REVOLVING DOOR AT FULL SPECTRUM MANAGEMENT RESPONSIBLE FOR BUDGET DISCREPANCY “THAT SURPRISED ALL OF US AT THE BOARD MEETING”? CHECK YOUR WORK!
In the approved minutes from its March 3, 2017 “Special Meeting” (published last week), the Grand Traverse Academy's board of directors revealed it was “pleased with the report made by FSM” and minimized the significance of Full Spectrum Management's budget-busting self-reported overspending (unforced) error back in February. (With a CPA and an attorney on the board, how is it they are buying this fluff?)
Noss, whose Full Spectrum Management, LLC will pull in nearly $850,000 in management fees this current fiscal year, essentially revealed he neglected to do what every 8-year-old attending the Grand Traverse Academy already knows to do: he didn't check his work.
Noss in as much admitted it in a March 2, 2017 letter addressed to the board and published last week on the Grand Traverse Academy's website:
“After considerable investigation by a number of individuals, we have gotten to the bottom of the budget vs. actual discrepancy that surprised all of us at the board meeting. To explain, we budgeted the principle and interest payments originally by spreading them over the entire year. Subsequently, we entered them again as they should normally be recognized at the time they were expensed. So the result was a duplication of expense putting us over budget.”
The letter (shown above) continues:
We are also transitioning from the traditional modified accrual or governmental accounting with 9 State Aid payments to 11 equal revenue payments. The first phase of this process was recognizing two additional months of State revenue that were brought into play in December, 2016.
This was done after the Board approved our latest budget revision reflecting the modified accrual method.
In other words, our current approved budget does not align with our new revenue recognition.
That being said, with actuals to date for January, we can forecast what we have left to spend to stay on budget by fiscal year end.
We have trimmed the budget slightly to stay relatively close to our original net income for the year.
The most significant changes are listed below:
In local, we are anticipating $24k from LSSU and $19k from the TBAISD.
Board of Education legal fees were reduced by $12k.
Advertising was reduced by $4k.
Office Supplies were reduced by $4k.
Operations and Maintenance was reduced by $11k.
Data Processing was reduced $6k.
Payroll has not yet been reallocated but the totals remain relatively unchanged.
In summary, by eliminating the duplicate expense and being prudent with our other expenses, we continue to be in good position financially moving forward.
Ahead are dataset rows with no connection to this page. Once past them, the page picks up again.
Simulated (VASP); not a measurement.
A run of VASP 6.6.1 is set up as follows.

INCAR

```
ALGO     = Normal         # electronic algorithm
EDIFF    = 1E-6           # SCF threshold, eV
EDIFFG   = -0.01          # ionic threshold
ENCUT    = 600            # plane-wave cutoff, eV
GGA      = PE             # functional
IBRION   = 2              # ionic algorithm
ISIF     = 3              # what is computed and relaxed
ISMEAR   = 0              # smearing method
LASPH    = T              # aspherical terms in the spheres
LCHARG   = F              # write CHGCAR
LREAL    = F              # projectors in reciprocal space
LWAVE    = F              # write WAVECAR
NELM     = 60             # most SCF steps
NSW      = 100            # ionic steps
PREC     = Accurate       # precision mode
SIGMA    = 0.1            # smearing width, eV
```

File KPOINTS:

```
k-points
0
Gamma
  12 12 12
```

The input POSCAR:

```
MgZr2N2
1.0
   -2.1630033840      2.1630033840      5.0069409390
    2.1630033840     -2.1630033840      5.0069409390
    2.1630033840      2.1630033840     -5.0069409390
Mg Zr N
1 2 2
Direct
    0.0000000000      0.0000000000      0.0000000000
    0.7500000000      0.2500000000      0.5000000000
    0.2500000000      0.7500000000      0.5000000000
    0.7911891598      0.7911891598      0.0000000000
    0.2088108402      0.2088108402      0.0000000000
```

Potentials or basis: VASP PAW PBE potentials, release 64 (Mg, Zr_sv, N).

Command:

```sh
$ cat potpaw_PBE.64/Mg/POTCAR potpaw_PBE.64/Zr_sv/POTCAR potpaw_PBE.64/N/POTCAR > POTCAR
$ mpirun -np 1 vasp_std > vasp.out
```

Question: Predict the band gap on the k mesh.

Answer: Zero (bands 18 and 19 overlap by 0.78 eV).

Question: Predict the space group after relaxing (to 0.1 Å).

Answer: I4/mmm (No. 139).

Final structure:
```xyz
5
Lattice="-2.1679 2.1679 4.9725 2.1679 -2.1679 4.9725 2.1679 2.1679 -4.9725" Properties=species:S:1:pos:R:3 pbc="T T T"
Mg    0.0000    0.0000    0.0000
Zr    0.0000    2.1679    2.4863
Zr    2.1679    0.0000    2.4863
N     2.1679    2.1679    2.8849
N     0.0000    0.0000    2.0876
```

In late February, Grand Traverse Academy board president Lesley Werth, who's warmed a board seat since the charter school opened its doors in the fall of 2000, said accountants for Full Spectrum Management (and its head, Mark Noss) reported the school would not close the fiscal year ending June 30, 2017 $185,000 in the black as budgeted.
“We need to reduce spending by $400,000 in order to meet that projection,” she told a local newspaper.
“As it sits right now, FSM is our management company in the immediate but we’re exploring our options,” Werth told the fishwrapper.
Word drifted out that the Grand Traverse Academy board was discussing a management company RFP, but the approved minutes from the board's February 22, 2017 meeting indicated Werth herself did a little wink-wink-nudge-nudge when discussing the pending coerced transition of Mark Noss and his Full Spectrum Management.
Taking the sting out of Noss being culled from the herd, Werth was quoted as stating “that the purpose in developing an RFP is not to replace Mark, but just to explore options.”
(Kind of like your husband telling you he loves you, but he just wants to date other women!)
In late February, Noss trotted out his initial preposterous excuse, then attributing the overage to spending on new curriculum, specifically a science, technology, engineering and technology program called Project Lead the Way.
Noss said the curricular spending ate into professional development funds.
He said the issue wouldn't affect plans to construct the science building.
Well, we know how that turned out!
On March 10, 2017, the Grand Traverse Academy board voted to end the non-binding agreement it had with Tortoise Credit Strategies. (Something tells me the termination was mutual, with Tortoise walking away from the deal due to the Academy's apparent lack of creditworthiness.)
It appears that Full Spectrum's accounting revolving door is still spinning: in early March, Grand Traverse Academy board treasurer Samer Bourdkani told a local fishwrapper the FSM accountants responsible for the mistake were replaced.
But Mark Noss said his in-house accounting staff left on their own accord and declined to elaborate about the big-league financial screw up.
“The errors were errors,” Noss said.
Within the last 12 months, Noss has burned through at least three staff accountants: a whistleblower who departed in March 2016 after revealing the ongoing business relationship and years long hush-money payments from Noss to convicted felon Steven J. Ingersoll, the former manager of the Grand Traverse Academy; a woman perennially plagued by five-figure federal tax liens; and another who left in January after less than six months on the job.
You'll notice as you read the March 2 letter that Noss, who had two explanations in as many weeks for this budget issue, made no changes to his own $850,000 pay package.
And there's apparently still no resolution to Noss' request for reimbursement of roughly $125,000 in “dead deal” expenses incurred by his private property development entity, MDN Development, LLC, during its fruitless two-year effort to construct a 29,000 square foot math and science building on the Grand Traverse Academy's grounds.
Wouldn't you love to know who his partners are?